The wall won’t work

September 29, 2016

Payton potter

Feature Editor | jpp017@latech.edu




“I would build a great wall, and nobody builds walls better than me, believe me, and I’ll build them very inexpensively — I will build a great, great wall on our southern border. And I will have Mexico pay for that wall. Mark my words.”


To anyone familiar with GOP candidate Donald Trump’s usual rhetoric, this shambling sentence is worth nothing more than a dismissive eye-roll.


For a number of months, a dismissive eye-roll is the only attention I gave to Trump, but after Monday’s debate, it is becoming ever harder for me to shake off these comments.


Not because of the rambling syntax that I will always find laughable, but because I have seen what Trump can do.


I have seen him insult women without penalty; I have seen him disparage entire races of people to the cheers of many; I have seen him persuade the GOP to nominate him for president.


A man with that much influence, and negative influence at that, is not a man I can trust.

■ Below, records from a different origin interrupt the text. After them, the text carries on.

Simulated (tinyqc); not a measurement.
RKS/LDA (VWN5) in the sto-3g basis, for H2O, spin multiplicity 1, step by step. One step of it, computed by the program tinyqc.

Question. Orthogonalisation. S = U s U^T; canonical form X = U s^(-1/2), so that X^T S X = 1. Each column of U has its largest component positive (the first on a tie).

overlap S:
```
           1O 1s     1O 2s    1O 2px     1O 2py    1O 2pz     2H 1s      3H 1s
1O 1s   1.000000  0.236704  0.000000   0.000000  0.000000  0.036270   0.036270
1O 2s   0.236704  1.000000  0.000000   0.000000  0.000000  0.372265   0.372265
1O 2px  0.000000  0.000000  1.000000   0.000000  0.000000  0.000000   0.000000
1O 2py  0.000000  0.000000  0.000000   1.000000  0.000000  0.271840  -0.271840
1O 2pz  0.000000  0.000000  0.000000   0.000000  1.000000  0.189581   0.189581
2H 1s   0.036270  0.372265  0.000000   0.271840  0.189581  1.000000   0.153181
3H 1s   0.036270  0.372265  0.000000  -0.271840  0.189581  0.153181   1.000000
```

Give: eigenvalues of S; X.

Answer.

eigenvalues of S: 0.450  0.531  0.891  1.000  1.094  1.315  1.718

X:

So it is time for me to embrace the possibility that Trump may one day sit in the Oval Office. And if he can do that, he can try to build that wall.


On Trump’s campaign website, he details a three-step plan to build his “great, great wall.”


Step one: cut off money transfer services such as Western Union to Mexican nationals who can not prove their lawful presence in the United States. Step two: wait for Mexico to protest the lack of remittances. Step three: tell Mexico the regulation will be repealed if the nation pays $5-10 billion for the building of the wall.


Mexico, ranking second in trade with the United States, boasts the 12th largest economy in the world. In 2015, Mexico received $24.4 billion in remittances from the United States — almost two percent of the nation’s gross domestic product.


Cutting off these remittances would hardly affect the government of Mexico — the ones who, according to Trump’s plan, would be the most affected — but would instead affect individual families.


For many families, these remittances mean groceries, utilities, education and more.


If Trump enacts his plan, families will be the first ones to feel the blow. Children whose lives depend on regular money transfers will no longer be fed. Families who use the money transfers to pay their utility bills will risk losing their electricity and running water. Children will have to quit school and begin working.


I, for one, refuse to take that gamble. I refuse to put children in jeopardy for the sake of a wall, for the sake of protecting American jobs, for the sake of feeling superior to other humans simply because they are from a different geographic location.


Trump’s proposed wall will not work. It will only put children, families and our second largest trade partnership at risk — a risk I am not willing to take.


Payton Potter is a senior journalism major from Farmersville, Texas, who serves as features editor for The Tech Talk.